A management agreement is the foundation of your relationship with a property management company. It defines what the manager will do, what it will cost, and how either party can end the arrangement. Before you sign anything, you should understand every key term and know what to look for, and what to watch out for. This guide walks through the most important sections of a typical STR management agreement so you can evaluate any contract with confidence.
What a Management Agreement Covers
A well-written management agreement should clearly define the scope of services, the fee structure, the responsibilities of both parties, and the terms for ending the relationship. It is a business contract, and like any business contract, the details matter. If something is not written in the agreement, do not assume it is included. A verbal promise from a sales meeting is not enforceable. What is in the signed document is what you can count on.

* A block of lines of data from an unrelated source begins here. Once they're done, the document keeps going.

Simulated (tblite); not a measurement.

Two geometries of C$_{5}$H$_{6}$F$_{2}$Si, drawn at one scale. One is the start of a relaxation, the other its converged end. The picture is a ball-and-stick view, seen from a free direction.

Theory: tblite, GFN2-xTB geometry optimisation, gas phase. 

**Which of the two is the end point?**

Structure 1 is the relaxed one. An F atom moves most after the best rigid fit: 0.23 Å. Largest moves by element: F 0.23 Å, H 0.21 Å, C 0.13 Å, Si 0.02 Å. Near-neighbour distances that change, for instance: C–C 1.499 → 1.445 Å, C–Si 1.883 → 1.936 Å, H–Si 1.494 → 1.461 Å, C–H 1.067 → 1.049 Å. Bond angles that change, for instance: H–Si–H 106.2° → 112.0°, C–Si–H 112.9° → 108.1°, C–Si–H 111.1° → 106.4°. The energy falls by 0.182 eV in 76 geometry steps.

Here are the key sections you should expect to see, and the specific terms within each that deserve close attention.
Fee Structure: Percentage vs. Flat Fee
The most common fee model in STR management is a percentage of gross booking revenue, typically ranging from 15% to 25%. This aligns the manager's incentives with yours: they earn more when your property earns more. Some companies use a flat monthly fee instead, which can work well for high-revenue properties but creates misalignment on lower-performing ones, because the manager gets paid the same regardless of results.
Within the percentage model, pay attention to what "gross booking revenue" means in the contract. Does it include the cleaning fee? The platform service fee? HST collected? The definition of the revenue base directly affects how much you pay. A 20% fee on gross revenue including cleaning fees is meaningfully more than 20% on accommodation revenue only.
Also ask about the payment schedule. Most managers pay owners monthly, typically 10-15 days after the end of each month. Some pay bi-weekly. The agreement should specify the exact timing and method of payment.
What Is Included vs. What Costs Extra
This is where the most misunderstandings happen. The management percentage should cover the core services: listing management, guest communication, pricing optimization, booking management, and basic property oversight. But many additional services may or may not be included, and the agreement should be explicit about each one.
- Cleaning: Is cleaning coordination included in the management fee, or is there a separate coordination fee? Who hires and pays the cleaners? Is the cleaning cost passed through to guests via the cleaning fee, or does it come out of the owner's share?
- Linen service: Some managers provide hotel-quality linen service (laundered, pressed, and delivered). This is almost always an additional charge, typically $25-$50 per turnover. The agreement should state whether this is mandatory or optional.
- Maintenance: Routine maintenance coordination is usually included, but the cost of repairs and parts is the owner's responsibility. The agreement should define the manager's spending authority: how much can they spend on a single repair without your prior approval? A common threshold is $200-$500.
- Professional photography: Initial photography is often included as part of onboarding, but periodic re-shoots may be an additional cost.
- Deep cleaning and seasonal preparation: Beyond regular turnovers, deep cleans and seasonal prep (winterization, spring opening) are typically billed separately.
- Consumables and supplies: Toiletries, coffee, kitchen basics, and cleaning supplies. Some managers include a standard supply package in their fee; others bill these as pass-through expenses.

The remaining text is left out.